|
|
|
|
|
by jstimpfle
713 days ago
|
|
Thanks for clarifying, I understand much better now. And I think I can agree that under a strict interpretation of the rule that UB doesn't get reordered with observable behaviour the GCC output in the godbolt is wrong. Maybe it has something to do with the fact that it's volatiles? I've hardly used volatiles, but as far as I know their semantics have traditionally been somewhat wacky -- poorly understood by programmers and having inconsistent implementations in compilers. I think I've once read that a sequence of volatile accesses can't be reordered, but other memory accesses can very well be reordered around memory accesses. Something like that -- maybe the rules in the compiler are too complicated leading to an optimization like that, which seems erroneous. But look at this, where I've replaced the volatile access with a printf() call as you describe: https://godbolt.org/z/Ec8aYnc3d . It _does_ get optimized if the division comes before the printf. The compiler seems to be able to do the hoisting (or maybe that can be called "peeling" too?). But not if you swap the two lines such that the printf comes before the division. Maybe the compiler does in fact see that to keep ordering of observable effects, it would have to duplicate both lines, effectively duplicating the entire loop body for a single loop iteration. In any case, it's keeping both the printf() and the div in the loop body. |
|
If the first div happens before the first printf, then it can be CSE out of the loop as any trap would have happened before the printf anyway, so no reordering, and if it didn't trap the first time it wouldn't have trapped later either. In this case CSE is fine and there are no reordering.

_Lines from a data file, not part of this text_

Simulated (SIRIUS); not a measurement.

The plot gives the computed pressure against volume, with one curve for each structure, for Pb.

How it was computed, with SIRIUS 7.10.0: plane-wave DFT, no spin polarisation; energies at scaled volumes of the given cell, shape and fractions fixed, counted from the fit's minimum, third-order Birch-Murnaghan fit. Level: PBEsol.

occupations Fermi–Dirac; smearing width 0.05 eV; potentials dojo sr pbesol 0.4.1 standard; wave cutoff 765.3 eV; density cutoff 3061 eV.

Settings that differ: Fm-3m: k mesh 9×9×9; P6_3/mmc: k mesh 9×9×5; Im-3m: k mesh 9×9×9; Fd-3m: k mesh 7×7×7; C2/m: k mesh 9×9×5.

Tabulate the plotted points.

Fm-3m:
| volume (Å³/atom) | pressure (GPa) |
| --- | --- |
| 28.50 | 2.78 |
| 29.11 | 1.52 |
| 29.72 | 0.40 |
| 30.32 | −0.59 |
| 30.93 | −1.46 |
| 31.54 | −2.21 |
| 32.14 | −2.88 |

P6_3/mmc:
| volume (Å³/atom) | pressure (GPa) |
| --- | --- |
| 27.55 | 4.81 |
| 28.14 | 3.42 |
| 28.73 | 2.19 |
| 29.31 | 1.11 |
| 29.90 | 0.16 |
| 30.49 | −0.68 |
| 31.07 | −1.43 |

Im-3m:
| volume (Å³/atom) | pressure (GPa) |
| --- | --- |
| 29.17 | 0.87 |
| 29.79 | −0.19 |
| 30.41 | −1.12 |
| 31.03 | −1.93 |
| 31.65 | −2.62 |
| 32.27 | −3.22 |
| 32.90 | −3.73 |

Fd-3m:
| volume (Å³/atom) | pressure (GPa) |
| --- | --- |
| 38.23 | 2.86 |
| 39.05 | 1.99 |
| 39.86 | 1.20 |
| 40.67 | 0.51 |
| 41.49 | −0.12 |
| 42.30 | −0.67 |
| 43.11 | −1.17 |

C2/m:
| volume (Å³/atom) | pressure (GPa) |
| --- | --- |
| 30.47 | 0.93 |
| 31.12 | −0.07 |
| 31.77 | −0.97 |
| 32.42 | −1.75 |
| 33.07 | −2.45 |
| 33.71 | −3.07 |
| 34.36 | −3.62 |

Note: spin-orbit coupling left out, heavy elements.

If the div happens after printf, then reordering is prohibited not only to preserve side effects before UB (which we have seen GCC doesn't necessarily respects), but because for the most part printf is treated as an opaque function: it could legitimately exit, or longjump out of the function or never return, so on the abstract machine the UB might not happen at all. So it is not safe to hoist trapping instruction like div above opaque functions (but it is safe to sink them).
Still the modification I showed for volatile can be applied as well: peel the first iteration out of the loop so that the first printf can be done before computing the div to be CSEd out of the loop. But GCC doesn't do it although it seems desirable.